FilmFilm Review

Review: The Comedy-Drama ‘Welcome to the Men’s Group’

Welcome to the Men’s Group is the debut feature from co-scripter, director, producer and star Joseph Culp (son of Robert). A bit talky and a bit long, it manages to develop into a rather powerful commentary about the American male’s place in contemporary society, courtesy of a sharply observed script by Culp and co-writer Scott Ben-Yashar.

With its frequent scenes of intimate confessions and nerves rubbed raw, it almost feels like a heterosexual version of Mart Crowley’s groundbreaking The Boys in the Band.

Each month, a group of seemingly upscale and content Los Angeles men get together to discuss their lives, jobs and relationships. Today, the meeting is taking place at the beautiful new home of the on-edge Larry (Timothy Bottoms).

The other members of the group gradually arrive, including Carl (Steven Tobolowsky), who is displaying some issues of his own, and Eddie (Terence J. Rotolo), whose aggressive display of machismo is a cover for his deep-seated anger.

L-R: David Clennon, Joseph Culp, Ali Saam and Terence J. Rotolo in ‘Welcome to the Men’s Group.’

Michael (Culp), the group’s founder, brings along a potential new member, Tom (Mackenzie Astin) and things get off to a rocky start when another member Mohammad (Ali Saam) bridles at the appearance of the unexpected newcomer. The first of many arguments breaks out as each man offers his opinion.

A cease-fire is reached long enough for them to share a bountiful breakfast before beginning the “ceremony,” and Tom can only watch in bemusement as they open with a chant: “We shall take responsibility for the history of men’s violence against women.” Then, it’s time for each man to speak, which starts the battle all over again.

It becomes clear that this group of supposedly affluent and satisfied men is burdened with plenty of problems — bankruptcy, deceit, marital discord and sex addiction, to name a few. At first, each member’s confession is met with sneering retorts from the others, who order him to “man up.” As tempers flare and the disputes become physical, Carl makes a radical move that dramatically transforms the meeting’s mood.
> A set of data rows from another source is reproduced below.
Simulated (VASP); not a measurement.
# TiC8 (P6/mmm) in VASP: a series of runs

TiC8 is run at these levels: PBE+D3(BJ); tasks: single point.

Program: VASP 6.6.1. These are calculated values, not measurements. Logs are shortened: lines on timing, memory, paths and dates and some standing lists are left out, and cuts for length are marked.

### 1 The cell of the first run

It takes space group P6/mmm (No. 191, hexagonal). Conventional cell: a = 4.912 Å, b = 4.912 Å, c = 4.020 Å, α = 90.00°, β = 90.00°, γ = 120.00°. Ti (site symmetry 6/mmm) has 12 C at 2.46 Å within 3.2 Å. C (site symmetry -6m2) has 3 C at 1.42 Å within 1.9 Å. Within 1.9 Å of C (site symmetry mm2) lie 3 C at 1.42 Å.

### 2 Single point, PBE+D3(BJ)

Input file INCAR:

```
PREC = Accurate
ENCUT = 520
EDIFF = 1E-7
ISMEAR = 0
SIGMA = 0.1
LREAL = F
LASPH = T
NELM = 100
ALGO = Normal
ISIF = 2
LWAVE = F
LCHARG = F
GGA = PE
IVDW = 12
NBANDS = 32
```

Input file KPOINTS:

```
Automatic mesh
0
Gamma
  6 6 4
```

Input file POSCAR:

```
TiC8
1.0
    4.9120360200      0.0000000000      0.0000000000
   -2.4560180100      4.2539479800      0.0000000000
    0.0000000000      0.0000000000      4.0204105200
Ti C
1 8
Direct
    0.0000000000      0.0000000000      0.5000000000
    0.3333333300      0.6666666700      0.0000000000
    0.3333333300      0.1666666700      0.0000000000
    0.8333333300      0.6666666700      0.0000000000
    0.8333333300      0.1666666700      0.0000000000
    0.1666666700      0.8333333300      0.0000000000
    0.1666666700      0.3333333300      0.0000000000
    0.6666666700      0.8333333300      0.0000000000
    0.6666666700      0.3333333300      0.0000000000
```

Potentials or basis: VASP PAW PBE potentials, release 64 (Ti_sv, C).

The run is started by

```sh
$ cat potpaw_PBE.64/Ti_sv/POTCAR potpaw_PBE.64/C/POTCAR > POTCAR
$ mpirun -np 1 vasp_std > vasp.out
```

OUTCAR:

Buoyed by a strong cast, Welcome to the Men’s Group has many high points in spite of its length and verbosity. Bottoms and Culp are solid as the de facto leaders of the group, and the always-reliable Tobolowsky is hilarious as the clearly off-his-rocker Carl. David Clennon is also a delight as Fred, the free-spirited eldest member, who doles out hippie-tinged opinions. Astin’s Tom provides a conduit for the audience, as he wears a perpetual “What the hell is going on?” expression as the group carries on.

At times, Men’s Group feels like a filmed stageplay (inviting another comparison to Boys), but Culp helps to open it up with flashbacks and animation segments. The cinematography by Monty Rowan and the score by Dan Radlauer are also assets.

Welcome to the Men’s Group is available on VOD beginning Friday, Nov. 9, 2018.